Arab states cut commercial ties with Syria

Nineteen of the League’s 22 members approved the decision to  immediately enforce the sanctions, hailed by Britain as  unprecedented. They include a travel ban on top Syrian officials  and a freeze on assets related to Assad’s government.

“The indications are not positive … the sanctions are  still economic but if there is no movement on the part of Syria  then we have a responsibility as human beings to stop the  killings,” Sheikh Hamad bin Jassim al-Thani, Qatar’s prime  minister and foreign minister, told reporters.

“Power is not worth anything when a ruler kills his people,”  he said, adding that the sanctions were also aimed at halting  dealings with Syria’s central bank and investment in Syria.

Sheikh Hamad said Arab nations wanted to avoid a repeat of  what happened in Libya, where a U.N. Security Council resolution  led to NATO air strikes. He warned other Arab states that the  West could intervene if it felt the league was not “serious”.

“All the work that we are doing is to avoid this  interference,” he said.
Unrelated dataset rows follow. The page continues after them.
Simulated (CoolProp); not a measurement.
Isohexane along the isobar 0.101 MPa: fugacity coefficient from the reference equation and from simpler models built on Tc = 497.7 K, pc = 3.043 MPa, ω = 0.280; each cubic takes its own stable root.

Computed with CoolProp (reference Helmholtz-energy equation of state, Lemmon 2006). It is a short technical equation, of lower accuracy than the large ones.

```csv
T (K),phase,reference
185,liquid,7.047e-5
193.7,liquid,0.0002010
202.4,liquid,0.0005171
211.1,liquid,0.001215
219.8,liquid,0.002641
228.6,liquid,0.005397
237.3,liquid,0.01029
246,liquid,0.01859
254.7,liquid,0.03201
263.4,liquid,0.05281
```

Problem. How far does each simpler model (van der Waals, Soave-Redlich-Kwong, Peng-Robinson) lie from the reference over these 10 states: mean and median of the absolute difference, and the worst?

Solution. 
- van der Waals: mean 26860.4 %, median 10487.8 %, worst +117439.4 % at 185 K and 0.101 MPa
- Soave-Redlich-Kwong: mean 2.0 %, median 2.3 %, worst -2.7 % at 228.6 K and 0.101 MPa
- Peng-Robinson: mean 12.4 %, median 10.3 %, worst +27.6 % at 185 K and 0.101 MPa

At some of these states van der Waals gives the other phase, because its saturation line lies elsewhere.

British Foreign Secretary William Hague said the  “unprecedented decision to impose sanctions demonstrates that  the regime’s repeated failure to deliver on its promises will  not be ignored and that those who perpetrate these appalling  abuses will be held to account”.

Hague said Britain hoped the move would help break what he  called United Nations silence “on the ongoing brutality taking  place in Syria” after Russia and China thwarted Western efforts  to pass a U.N. Security Council resolution on Syria.

Hamad bin Jassim al-Thani

Damascus, where the Assad family has ruled for 41 years,  says regional powers helped incite the violence, which it blames  on armed groups targeting civilians and its security forces.

SYMBOLIC
The president of the Union of Arab Banks, a division of the  Arab League, expected the sanctions to hit Syria’s central bank,  which he said has “big deposits” in the region, especially the  Gulf.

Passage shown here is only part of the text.